Guerrilla gardening in L.A.

The term "guerrilla gardening" evokes a gritty, iconic Banksy image come to life -- fighters in balaclavas, moving in shadows, poised to pitch their grenades. Except these bombs are filled with seeds, not shrapnel.

The guerrilla gardening strategy is this: Find an unused plot of city landscape, a strip of public dirt next to a major intersection, a parcel of weeds next to an on-ramp. Drop some seed bombs. Make it into an unofficial city garden.

The concept is so simple yet revolutionary that the idea has taken off across the globe, with renegade gardeners digging and planting in the urban jungles of London, Berlin, New York and now Los Angeles.

Two new guerrilla gardening troupes sprang up in 2008, Los Angeles Guerrilla Gardening and South Central Resistance, two groups with the same goal of urban (if not exactly legal) regeneration.

Starting last summer, LAGG has successfully cultivated gardens in Hollywood and Silver Lake, turning dry dirt beds into lush oases full of flowers, shrubs and bushes. The number of gardeners working with them has swelled to around 100, each with aliases as colorful as the plants they plot, sobriquets like Daisy La Plante, Roly Poly, Warthog and Manure.

For the most part, LAGG efforts have been met with enthusiasm from local residents, some of whom have made generous donations. The group even has the support of City Councilman Tom LaBonge, who visited them during an August "dig" and bought ice cream for everyone.

Legally, however, these gardeners tread on undefined territory.

"Each guerrilla gardening scenario would have to be evaluated individually," says General Services Police Chief Gary Newton. "It really depends on which jurisdiction the plot of land in question is in." He says some municipal codes about defacing parkland and other city properties, as well as state trespassing laws, might apply. "Generally, though, it's not something we get involved with."

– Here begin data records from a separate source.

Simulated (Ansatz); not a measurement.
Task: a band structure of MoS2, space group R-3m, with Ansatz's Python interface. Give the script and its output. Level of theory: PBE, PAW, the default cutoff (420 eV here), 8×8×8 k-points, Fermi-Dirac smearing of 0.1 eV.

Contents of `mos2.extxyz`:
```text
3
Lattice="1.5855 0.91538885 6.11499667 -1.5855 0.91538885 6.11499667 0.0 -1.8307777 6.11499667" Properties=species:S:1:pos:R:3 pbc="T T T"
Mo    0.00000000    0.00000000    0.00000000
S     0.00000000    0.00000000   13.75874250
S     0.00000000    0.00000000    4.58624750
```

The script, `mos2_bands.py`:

City attorney's office spokesman Frank Mateljan agreed, saying, "It's definitely a gray area, and there are no hard-and-fast rules that would pertain to it."

In downtown L.A., students at the Animo Film and Theater Arts Charter High School found out just how gray. Junior Blanca Perez, 16, and her advisor, Jessica Davis, gathered 30 of Perez's classmates and set out, shovels in hand, to garden the intersection of Slauson Avenue and Figueroa Street. They soon found themselves up against a wall -- literally -- when LAPD officers arrived and told them to line up, hands behind their backs.

"The officers didn't believe us when we told them we were gardening," says Davis. "They thought it was a cover-up for something else, like we were burying drugs or something."

According to Davis, the officers called for backup and held the group for close to an hour. The students and their advisor were eventually let go with a warning.

Davis says she and other Animo staff followed up by filing a complaint with the LAPD. In the process, Perez and her crew had to abandon tools, supplies and plants, but they gained resolve.

"South Central Resistance was basically formed out of that experience." says Blanca. SCR penned its manifesto soon after, with tenets including "Love and take care of the earth" and "Protect the plants at all costs."

In the last few months, SCR and LAGG have joined forces. In November, LAGG led a seed-bombing workshop with the students at Animo High, sharing tips, tricks and stories with the young group.

Blanca Perez has big plans for 2009. "Our focus is in the South-Central areas of L.A.," she said, "because there isn't much going on there -- yet."